Steven Lowy's grip on power at the top of Australian football has been dealt a colossal blow after the decisive voter in this week's pivotal EGM told the FFA chairman it would not back the governing body.
Football Federation Victoria (FFV) holds the balance of power in Wednesday's crunch meeting, called by FFA to try to push through a new congress model staunchly opposed by the clubs and players' union.
Lowy, aware of FFV's significance in his own future, is understood to have flown to Melbourne to lobby its president Kimon Taliadoros on Monday evening.
But hours before the scheduled meeting, Taliadoros sent Lowy a letter making it clear he would not be persuaded to side with FFA and seven other state federations.
In the letter obtained by AAP, he indicated the congress changes on the table fall "significantly short of satisfying" the wishes of stakeholders and FIFA's mandate for more democratic governance.
Taliadoros subsequently urged Lowy to withdraw FFA's notice for the EGM, notify FIFA and "immediately return to negotiations with the stakeholders" as time ticks down to the November 30 deadline.
FFV's statement of intent is huge in the context of the ugly, drawn-out impasse that has engulfed Australian football for a year.
To enact constitutional change, the FFA board requires consensus from 75 per cent of its current 10 members - the states have nine votes and the clubs one.
With seven states in favour of FFA's structure and Football NSW the only one against it, FFV is set to wield Wednesday's deciding vote.
FFV's position has not always been clear, but it has previously offered conditional support for FFA, with a key proviso that the governing body commit to supporting progress on a national second division.
In Monday's letter, Taliadoros also asked FFA to engage with the Association of Australian Football Clubs (AAFC) to consolidate a roadmap for a second tier, something chief executive David Gallop hosed down only last week.
It follows news the clubs have decided not to seek an injunction to have the EGM ruled illegal.
Instead, Adelaide United chairman Greg Griffin warned Lowy via a letter on Saturday that the EGM would constitute "a final cynical act" destroying the board's credibility and mandate.
A "commensurate" response from the clubs would follow should FFA force through its favoured framework, made up of nine state votes, four for the clubs, one for Professional Footballers Australia and one for the women's game.

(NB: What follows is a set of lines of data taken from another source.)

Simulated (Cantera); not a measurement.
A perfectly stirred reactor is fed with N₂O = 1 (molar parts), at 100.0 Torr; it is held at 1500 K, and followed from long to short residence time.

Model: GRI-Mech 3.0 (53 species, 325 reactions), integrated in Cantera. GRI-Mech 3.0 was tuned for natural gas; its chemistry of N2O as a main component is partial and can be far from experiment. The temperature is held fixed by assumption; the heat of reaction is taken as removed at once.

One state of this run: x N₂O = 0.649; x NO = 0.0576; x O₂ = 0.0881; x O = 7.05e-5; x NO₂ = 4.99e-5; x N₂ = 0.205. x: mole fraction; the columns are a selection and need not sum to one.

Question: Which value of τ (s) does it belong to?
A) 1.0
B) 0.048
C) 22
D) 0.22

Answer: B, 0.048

The clubs and PFA want a 9-5-1-1 model featuring one extra vote for the clubs, a small but crucial difference that would ensure the nine states no longer have majority power to elect FFA's board.
Even if Lowy gets his way - now a near-uncertainty - the ultimate decision still lies with FIFA, which has already made it clear reforms must be agreed to by all stakeholders -- identified by the world governing body as the states, clubs and PFA.
A resolution must be struck by November 30 or FIFA will remove Lowy and his board and install a normalisation committee to run Australian soccer.